Definitions of Postmodernism and Ontology, and a Brief History of Deadpool
Let’s go ahead and acknowledge that on some level, the term postmodern seems oxymoronic. Many students sitting in college classrooms, perhaps even you, have paused to ask, “Post-modern? How can anything be happening after the current moment?” The “modernism” in postmodernism, however, does not refer to the present time but to a movement that immediately proceeded postmodernism. Postmodernism, then, is a movement that reacted to modernism. As Edward Quinn (1920-1997) explained,
Where modernist literature was characterized by its commitment to the value of a unified, coherent work of art employing symbol and myth, exhibiting alienation from ordinary life, postmodernism celebrates incoherence, discontinuity, parody, popular culture, and the principle of metafiction.
1
Postmodernism can be found in any art form, from architecture to painting, from film to comic books. Quinn further noted that postmodernism often has a “playful element” that is used to explore deeper issues. This playful element is on full display in the Deadpool comic books, as Deadpool’s awareness that he is a comic book character is generally used to deliver the punch line of a gag.

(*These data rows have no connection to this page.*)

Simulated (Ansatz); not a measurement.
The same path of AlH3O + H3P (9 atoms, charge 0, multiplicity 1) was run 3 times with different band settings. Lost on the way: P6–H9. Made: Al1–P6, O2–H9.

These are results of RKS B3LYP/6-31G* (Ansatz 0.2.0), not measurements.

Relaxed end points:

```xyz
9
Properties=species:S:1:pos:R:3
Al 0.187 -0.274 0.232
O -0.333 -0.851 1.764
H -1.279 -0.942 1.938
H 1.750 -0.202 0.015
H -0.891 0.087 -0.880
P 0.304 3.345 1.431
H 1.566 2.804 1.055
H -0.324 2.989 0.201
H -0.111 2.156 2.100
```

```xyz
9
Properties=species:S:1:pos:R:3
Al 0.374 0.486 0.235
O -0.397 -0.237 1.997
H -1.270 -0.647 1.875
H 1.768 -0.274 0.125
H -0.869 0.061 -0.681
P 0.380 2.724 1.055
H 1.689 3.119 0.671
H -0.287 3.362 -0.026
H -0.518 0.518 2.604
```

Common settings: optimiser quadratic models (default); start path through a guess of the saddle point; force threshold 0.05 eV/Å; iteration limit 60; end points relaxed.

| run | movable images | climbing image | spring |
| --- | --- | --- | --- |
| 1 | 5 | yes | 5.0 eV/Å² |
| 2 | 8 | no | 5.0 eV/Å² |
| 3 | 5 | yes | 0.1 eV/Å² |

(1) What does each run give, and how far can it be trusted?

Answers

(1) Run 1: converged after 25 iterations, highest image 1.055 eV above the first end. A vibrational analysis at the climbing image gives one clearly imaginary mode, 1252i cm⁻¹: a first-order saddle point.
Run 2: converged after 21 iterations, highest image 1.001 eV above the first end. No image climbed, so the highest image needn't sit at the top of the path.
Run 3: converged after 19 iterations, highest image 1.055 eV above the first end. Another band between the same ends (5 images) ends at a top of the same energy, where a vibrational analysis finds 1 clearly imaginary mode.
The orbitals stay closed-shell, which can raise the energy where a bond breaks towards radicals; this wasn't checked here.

Ontology has a decidedly longer history than postmodernism. Ontology is a branch of philosophy concerned with the nature of being. A basic definition is provided in The Blackwell Dictionary of Western Philosophy:
Ontology deals with the essential characteristics of being itself (of Aristotle’s being qua being), and asks questions such as “What is or what exists?” “What kind of thing exists primarily?” and “How are different kinds of being related to one another?”
2
The word
ontology is “derived from the Greek word for being, but a seventeenth-century coinage for the branch of metaphysics that concerns itself with what exists.”
3 Many philosophers before the seventeenth century considered ontological issues. In Western philosophy, Plato’s Allegory of the Cave is a famous experiment in ontology. Plato imagines prisoners who have never seen anything but shadows play across a cave wall. These shadows are the prisoners’ “reality,” because they experience nothing else. If these prisoners were freed to become enlightened to the true reality, full of colors and depth, would they accept this new reality or believe only the world of shadows? Plato implies in this allegory that there are levels of existence to be explored, and as people learn more, they can leave behind their old existence to explore a new understanding of the world around them.
Postmodernism and ontology are related in many ways. Postmodern texts make the reader aware of the factors involved in bringing the text and the narrative into existence, while ontology considers the nature of existence. Narratives inherently create a universe, often inviting the reader or the viewer to become immersed in the fictional world. As a narrative medium, comic books require the reader to actively participate in the creation of a narrative, to aid in bringing the story into existence. In the adventures of Deadpool, the writers and the artists use the comic book medium in a postmodern manner to explore ontological questions.
Deadpool was created by writer Fabian Nicieza and artist Rob Liefeld for Marvel Comics in 1991. His first appearance was in the New Mutants, a comic book featuring a junior team of X-Men characters, and the character has been closely associated with the X-Men franchise of the Marvel Comics universe ever since. Deadpool was initially a villainous mercenary who would perform any job if the money was right. Through the events of two miniseries, however, Deadpool: The Circle Chase (1993) and Deadpool: Sins of the Past (1994), as well as two monthly comic book series, Deadpool (1997-2002) and Cable & Deadpool (2004-2008), Deadpool has become a somewhat more noble character. At times, Deadpool has even gone on quests to become a respected hero, although he still lacks the clear moral and ethical motivations of most superheroes.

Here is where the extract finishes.